PRECISION FOAM SKIVING
Skiving entails pushing a solid block of polyurethane foam through the blade of a knife. The blade is actually a steel belt around 1mm (0.040″) thick with a very sharp edge, and is positioned horizontally above the machine table. To help the blade cut its looped over two drums that pull it perpendicular to the direction the block is moving. These two motions help the blade slice through the material, shaving off the thickness required.
The skiving machine, sometimes called a continuous bandknife or a foam splitter, looks rather like a bandsaw laid down on its side. Keeping the blade under tension ensures it doesn’t sag, so we can cut a block of foam into thin sheets quickly and efficiently.
- No waste – Sawing, and for that matter, processes like water jet cutting, have a ‘kerf’ or thickness of material that’s lost. Skiving has no kerf so there’s no waste. That helps keep costs down.
- Dust free – Sawing is messy because the teeth carve away little chips of material. They stick to everything and can never be completely brushed off.
- Smooth edges – Sawed edges are rough, which looks untidy and creates problems when sheets are put to use. Skiving polyurethane foam blocks avoids this problem, which means no secondary clean-up operations.

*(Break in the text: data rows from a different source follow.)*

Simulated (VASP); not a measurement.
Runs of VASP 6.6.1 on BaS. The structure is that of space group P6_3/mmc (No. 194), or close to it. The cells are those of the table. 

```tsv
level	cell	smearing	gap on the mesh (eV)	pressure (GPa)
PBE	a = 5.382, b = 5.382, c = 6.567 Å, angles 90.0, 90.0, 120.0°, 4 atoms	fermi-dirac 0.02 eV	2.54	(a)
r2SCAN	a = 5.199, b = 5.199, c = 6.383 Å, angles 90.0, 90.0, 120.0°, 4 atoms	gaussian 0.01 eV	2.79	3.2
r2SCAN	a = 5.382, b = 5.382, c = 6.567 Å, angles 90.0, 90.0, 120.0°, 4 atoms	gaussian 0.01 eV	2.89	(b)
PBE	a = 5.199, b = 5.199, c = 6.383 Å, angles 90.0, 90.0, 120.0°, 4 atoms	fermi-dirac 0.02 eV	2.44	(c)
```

- Close tolerances – A precision foam splitting machine, as we use at Merryweather, keeps the blade tight and parallel to the machine bed. That ensures tight tolerances are maintained, which means customers receive sheets of consistent thickness.
- Continuous resharpening – In material removal processes the cutting edge dulls with use, so the last piece cut has a different finish to the first piece. Skiving machines continuously resharpen the blade, so every sheet looks the same.